Wednesday, November 7, 2007

This afternoon I was perfectly and completely content. I was driving back home in my comfortable truck - both windows down - listening to a new play list on my daughter's retired iPod - eating oriental chicken wraps from Applebees. Sounds almost like a beer commerical, doesn't it?

The greatest thing about partial memory loss is you can't remember what you should be worried about. It's a wonderful freedom. I really don't know if it's memory loss, or if I have finally reached the point where I just honest and truly don't care - but it's good. I don't have concerns about a job (although it has been an extremely long hiatus of piano tuning for me) or any nagging guilt about the house (besides one spare bedroom piled to the eaves with a whole lot of 'yes-this-is-worth-keeping-I-just-have-no-room-right-now'). It doesn't matter to me that I have a soon-to-be six-year old completely unbroken gelding - the unfinished shed is half-painted and has only part of a roof leaning atop of a hay-bale. Who cares?

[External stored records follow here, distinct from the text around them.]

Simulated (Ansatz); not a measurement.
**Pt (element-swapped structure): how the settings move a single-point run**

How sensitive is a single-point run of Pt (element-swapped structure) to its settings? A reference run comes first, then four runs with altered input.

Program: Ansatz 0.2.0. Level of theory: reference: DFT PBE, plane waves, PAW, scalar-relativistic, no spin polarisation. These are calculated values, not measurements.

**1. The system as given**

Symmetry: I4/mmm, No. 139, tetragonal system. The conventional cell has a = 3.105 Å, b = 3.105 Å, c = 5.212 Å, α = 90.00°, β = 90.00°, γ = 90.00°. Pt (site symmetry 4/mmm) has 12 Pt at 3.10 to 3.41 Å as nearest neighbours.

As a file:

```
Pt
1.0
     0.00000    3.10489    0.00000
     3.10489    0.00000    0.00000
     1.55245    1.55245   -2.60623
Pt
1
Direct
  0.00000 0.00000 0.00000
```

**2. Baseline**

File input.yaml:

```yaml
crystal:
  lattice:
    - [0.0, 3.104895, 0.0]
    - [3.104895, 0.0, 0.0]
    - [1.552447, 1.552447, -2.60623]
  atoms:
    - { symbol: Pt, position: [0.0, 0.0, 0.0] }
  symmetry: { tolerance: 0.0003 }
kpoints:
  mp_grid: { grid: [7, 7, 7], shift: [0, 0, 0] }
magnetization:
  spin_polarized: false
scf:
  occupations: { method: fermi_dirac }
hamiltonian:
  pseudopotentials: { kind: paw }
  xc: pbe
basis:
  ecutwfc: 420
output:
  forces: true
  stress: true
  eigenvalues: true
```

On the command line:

But I'm nibbling away all day at labeling photographs - I've spent quality time with my one child within visiting distance - I've walked the dogs AND my horse twice today. My only duty left tonight before bed is to locate what is left of the field mouse my cat was proudly carrying, very much alive, around as a trophy this evening. I don't think the mouse was ever released, and I can't imagine my cat actually eating very much of him (sort of a Meow-Mix-kibble-eater - sort of a vegetarian feline, in fact). Does anyone know of a forensic rodent expect I could call on?